Prove the identity for $\tan3\theta$

Question

Prove the identity for $$\tan3\theta= \frac{3\tan\theta - \tan^3 \theta}{1-3\tan^2 \theta}$$

Using de Moivre's theorem I have found that: $$\cos3\theta = 4\cos^3\theta - 3\cos \theta$$ $$\sin 3\theta = 3\sin \theta-4\sin^3\theta$$

therefore: $$\tan 3\theta = \frac{\sin 3\theta}{\cos 3 \theta}=\frac{3\sin \theta-4\sin^3\theta}{4\cos^3\theta - 3\cos \theta}$$

To then try and get the whole expression in terms of $\tan\theta$ I multiplied top and bottom of the fraction by $(4\cos^3\theta)^{-1}$. This gave me the following but I'm not now sure how to finish it off

$$\tan3\theta =\frac{\frac{3\sin \theta}{4\cos^3\theta} - \tan^3\theta}{1-\frac{3\cos \theta}{4\cos^3 \theta}}$$

Answer 1

Alternatively, to do it using what you've done so far, rather than applying the double-angle formula twice:

Note that $\frac{\sin\theta}{\cos^3\theta} = \tan\theta\sec^2\theta = \tan\theta(1 + \tan^2\theta) = \tan\theta + \tan^3\theta$. Alternatively, to do it using what you've done so far, rather than applying the double-angle formula twice:

note that $\frac{\sin\theta}{\cos^3\theta} = \tan\theta\sec^2\theta = \tan\theta(1 + \tan^2\theta) = \tan\theta + \tan^3\theta$. That will fix up your numerator nicely. Using $\sec^2 \theta = 1 + \tan^2\theta$ directly (since $\frac{\cos\theta}{\cos^3\theta} = \sec^2\theta$) will similarly fix up the numerator, so what you have so far is equal to

$$\frac{\frac{3}{4}\tan\theta-\frac{1}{4}\tan^3\theta}{\frac{1}{4} - \frac{3}{4}\tan^2\theta} = \frac{3\tan\theta-\tan^3\theta}{1-3\tan^2\theta},$$

as required

Answer 2

Use that $$\tan(3x)=\frac{\tan(x)+\tan(2x)}{1-\tan(x)\tan(2x)}$$ and then $$\tan(x+x)=\frac{2\tan(x)}{1-\tan^2(x)}$$

Answer 3

We have $$ \tan3\theta =\frac{\frac{3\sin \theta}{4\cos^3\theta} - \tan^3\theta}{1-\frac{3\cos \theta}{4\cos^3 \theta}} = \frac{\frac{3(\cos^2 \theta + \sin^2 \theta)\sin \theta}{4\cos^3\theta} - \tan^3\theta}{1-\frac{3(\cos^2 \theta + \sin^2 \theta)\cos \theta}{4\cos^3 \theta}} = \\ \frac{\frac{3\cos^2 \theta\sin \theta + 3\sin^3 \theta}{4\cos^3\theta} - \tan^3\theta}{1-\frac{3\cos^3 \theta + 3\sin^2 \theta\cos \theta}{4\cos^3 \theta}} = \\ \frac{\frac{3\cos^2 \theta\sin \theta}{4\cos^3\theta} + \frac{3\sin^3 \theta}{4\cos^3\theta} - \tan^3\theta}{1-\frac{3\cos^3 \theta}{4\cos^3 \theta} -\frac{3\sin^2 \theta\cos \theta}{4\cos^3 \theta}} $$ and from there, the simplification is straightforward.

Answer 4

You have achieved the $cos 3x$ and $sin 3x$ answers by matching the Real and Imaginary components to show them in terms of only $cos x$ and $sin x$ I presume, leading on from an earlier question.

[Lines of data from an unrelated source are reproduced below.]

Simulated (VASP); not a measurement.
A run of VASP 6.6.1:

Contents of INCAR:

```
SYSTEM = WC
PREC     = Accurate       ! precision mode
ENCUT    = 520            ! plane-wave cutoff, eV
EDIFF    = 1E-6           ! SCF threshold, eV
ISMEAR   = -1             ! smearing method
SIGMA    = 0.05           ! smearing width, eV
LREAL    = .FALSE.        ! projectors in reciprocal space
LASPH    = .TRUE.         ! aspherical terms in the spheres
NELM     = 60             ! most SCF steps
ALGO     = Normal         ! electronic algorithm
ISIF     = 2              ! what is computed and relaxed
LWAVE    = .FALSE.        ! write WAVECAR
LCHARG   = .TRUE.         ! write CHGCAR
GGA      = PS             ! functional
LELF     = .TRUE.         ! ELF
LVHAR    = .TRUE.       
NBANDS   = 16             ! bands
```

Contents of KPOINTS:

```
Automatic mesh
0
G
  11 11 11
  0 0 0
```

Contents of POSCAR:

It should be a lot easier if you simply do exactly what you've done for the answers before matching the components

Answer 5

A slightly different approach using de Moivre's theorem would be: notice that $1 + i \tan \theta = \sec \theta \cdot e^{i \theta}$. Therefore, cubing both sides, $(1 + i \tan \theta)^3 = \sec^3 \theta \cdot e^{3 i \theta}$. Now, if you take the "slope" of this complex number, i.e. the imaginary part divided by the real part, from the right hand side you see the result will be $\tan(3\theta)$. On the other hand, by binomial expansion, $$(1 + i \tan \theta)^3 = 1 + 3i \tan \theta - 3 \tan^2 \theta - i \tan^3 \theta = (1 - 3 \tan^2 \theta) + i (3 \tan \theta - \tan^3 \theta).$$